REPORT: Two CIA Black Site Prisons in Lithuania

Lithuania confirms ABC News report of terror prison, and reveals a second.

ByABC News
December 22, 2009, 11:45 AM

Dec. 22, 2009 — -- The Lithuanian government has concluded that the CIA operated a secret "black site" in Lithuania for high-level Al Qaeda detainees, and that a second secret CIA facility was established in the heart of the capital city of Vilnius. The government began an investigation after an exclusive ABC News report that the CIA operated a secret black site prison for terror suspects in the Baltic country in 2004 and 2005.

In a report released Tuesday, the National Security Committee of the Lithuanian parliament recommended that intelligence officials be criminally investigated for their role in establishing the prisons. In addition to the prison outside Vilnius that was located and revealed by ABC News, the report says that Lithuanian intelligence made a guesthouse in downtown Vilnius available for CIA use as early as 2002, though they could not prove that it had been used.

Lithuanian Prime Minister Andrius Kubilius criticized the U.S. government for establishing the prisons, saying it had manipulated Lithuanian officials with "essentially Soviet methods" into breaking the law. However, he suggested that the second prison, which could only hold one prisoner in a single cell, had never been used.

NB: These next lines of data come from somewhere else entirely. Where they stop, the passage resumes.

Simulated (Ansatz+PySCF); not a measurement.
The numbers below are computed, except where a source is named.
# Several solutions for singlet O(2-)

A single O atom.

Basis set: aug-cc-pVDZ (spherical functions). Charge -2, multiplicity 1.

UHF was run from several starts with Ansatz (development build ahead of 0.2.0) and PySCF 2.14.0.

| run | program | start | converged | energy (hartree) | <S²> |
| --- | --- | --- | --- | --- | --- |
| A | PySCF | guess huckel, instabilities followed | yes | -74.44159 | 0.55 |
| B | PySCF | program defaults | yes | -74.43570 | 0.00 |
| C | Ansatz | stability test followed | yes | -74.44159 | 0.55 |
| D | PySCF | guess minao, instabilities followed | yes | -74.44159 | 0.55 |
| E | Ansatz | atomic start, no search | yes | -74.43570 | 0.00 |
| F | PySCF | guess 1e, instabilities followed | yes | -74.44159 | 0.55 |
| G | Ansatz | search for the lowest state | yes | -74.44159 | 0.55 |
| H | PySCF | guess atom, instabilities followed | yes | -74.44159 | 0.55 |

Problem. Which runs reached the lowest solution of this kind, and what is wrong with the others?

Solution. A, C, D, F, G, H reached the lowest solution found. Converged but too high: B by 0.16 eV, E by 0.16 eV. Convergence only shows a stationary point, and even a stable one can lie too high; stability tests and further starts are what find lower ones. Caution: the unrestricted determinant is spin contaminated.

Arvydas Anusauskas, head of the parliamentary investigating committee, said he did not have enough evidence to prove that the guesthouse had been used, but could not rule out the possibility.

In November, an exclusive ABC News report revealed that the CIA had built one of its secret "black site" prisons inside an exclusive riding academy outside Vilnius, Lithuania. Where affluent Lithuanians once rode show horses and sipped coffee at a café, the CIA installed a concrete structure where it could use harsh tactics to interrogate up to eight suspected al-Qaeda terrorists at a time.

"The activities in that prison were illegal," said human rights researcher John Sifton. "They included various forms of torture, including sleep deprivation, forced standing, painful stress positions."